Tell me about Datagen, your role and your journey to founding the company.
Datagen’s CTO Gil Elbaz and I co-founded the company in 2018 with a mission to transform how teams work with data for computer vision AI development. The year before, we saw a demo of the Oculus Rift, and after the demo, we found ourselves wondering, “with sophisticated cameras embedded in the headset, why was a handheld device needed to connect the virtual space to physical space?” That’s when we realised the answer was data. From there, we knew there was a huge opportunity to solve 3D spatial presence challenges using advanced computer graphics and 3D simulation. But instead of focusing solely on VR/AR, we took a more holistic approach, concentrating on the seemingly intractable problem of generating high-performance data to enable human-centric real-world AI applications.
Now, Datagen is on a mission to evangelise how CV teams access, define and generate the data they need for AI applications. We call it Data-as-code, as we believe that the ultimate way to increase AI adoption globally is by making data acquisition as easy as writing code. Our platform delivers visual data with unmatched domain coverage and high variance. Our approach turns the heavy operational process of visual data collection and annotation into an easy-to-control programmable user interface, enabling CV teams to generate high-fidelity visual data, and train and evaluate models across the development lifecycle. Today, our customers include Fortune 500 companies across a variety of industries including AR/VR, home security, automotive, robotics, and more.
In my role as CEO, I advise on company strategy, work with our top clients and VC partners, and build our team so that we can make even wider leaps in the synthetic data space.
Take me through your recent report on synthetic data, what were the key findings and why should businesses take note?
Sure, so last December, Datagen released a research study to better understand how computer vision teams obtain and use AI/ML training data for computer vision systems and applications, and how those choices impact their projects.
Key findings of the study included:
- 99% experienced project cancellations due to inadequate training data.
- 50% of respondents reported working with synthetic data from publicly available datasets.
- Of those not currently using synthetic data, over 38% plan on using synthetic data in 2022.
- 57% reported that their training delays could have been mitigated by “data that covered more edge cases.”
From my perspective, one of the biggest takeaways from this study is that what was once a fragmented field, is beginning to coalesce around the promise of synthetic data to help mitigate frequent project delays and cancellations. The study revealed that training data has become a significant stumbling block for computer vision professionals, who cited a number of data-related complications hindering their organisation’s progress.
For businesses, it’s important to understand that synthetic data is the future of data. It’s a new way to control and consume the data that our AI systems need. We actually have plans to organise another survey towards the end of the year to check on the progress CV teams have made throughout the year.
How do you think we should use AI, data and machine learning for innovations that benefit humanity?
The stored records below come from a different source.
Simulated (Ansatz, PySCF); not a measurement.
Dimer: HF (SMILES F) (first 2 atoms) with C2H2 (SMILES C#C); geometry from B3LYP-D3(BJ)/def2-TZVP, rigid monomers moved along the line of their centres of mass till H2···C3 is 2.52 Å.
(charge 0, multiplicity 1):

It’s no question that machine learning and AI can change the world for the better. As I mentioned, we at Datagen are working across several industries – from automotive to home security – to help businesses leverage data and AI to benefit humanity. In automotive, regulations such as that from the European New Car Assessment Programme (Euro NCAP) are driving the need for vehicles to integrate vision systems to detect mission-critical in-cabin scenarios to optimise driver safety. Take a driver starting to doze off as an example, the in-cabin alert system, built on AI, would be able to identify that and send an alert to recommend they pull over at a rest stop or turn on the AC to help keep them awake. And with in-home security use cases, we see companies investing in alerting suspicious outdoor activity and so on.
Why do you think so many choose synthetic data for computer vision?
Generating diverse data at scale is key to achieving robust results needed to train AI/ML applications. Today, most companies do this manually, resulting in data scientists wasting more than 80% of their time on “data” instead of “science.” By using synthetic data, computer vision teams can not only save time and resources but also ensure that their data is reflective of real-world scenarios. Companies can iterate on synthetic data because the information is constantly generated and tested without being weighed down by the manual collection and processes that come with natural data. It’s much easier to repeatedly train and test with synthetic data.
Essentially, generating diverse datasets at scale for computer vision training is an expensive, time-consuming process, and variance is very limited by the mere fact that situating humans in specific locations and photographing them is a complicated process — far more complicated and costly than doing so in a simulated environment. Additional benefits include effectively eliminating the need for manual annotation, a very tedious process that is prone to human error, and the reduction of biases that often occurs with real-world data.
What's next for Datagen?
It’s a really exciting time here at Datagen. We are just off the heels of closing $50M in Series B funding, which brings our total financing to over $70M. Looking to the future, we plan to continue bolstering our leadership position in the computer vision space. One of the fastest-growing fields within AI, computer vision needs a proper infrastructure stack to help advance the development of AI and its most imminent applications. As part of this, we plan to expand our synthetic 3D character model creation with updated control and features to give computer vision teams even more granular access when customising their preferred data sets. We are also expanding into additional domains, with new use-cases looking to harness the power of synthetic data.
Lastly, we see a need for standardisation, so we are aiming to create data formatting standards for common annotation.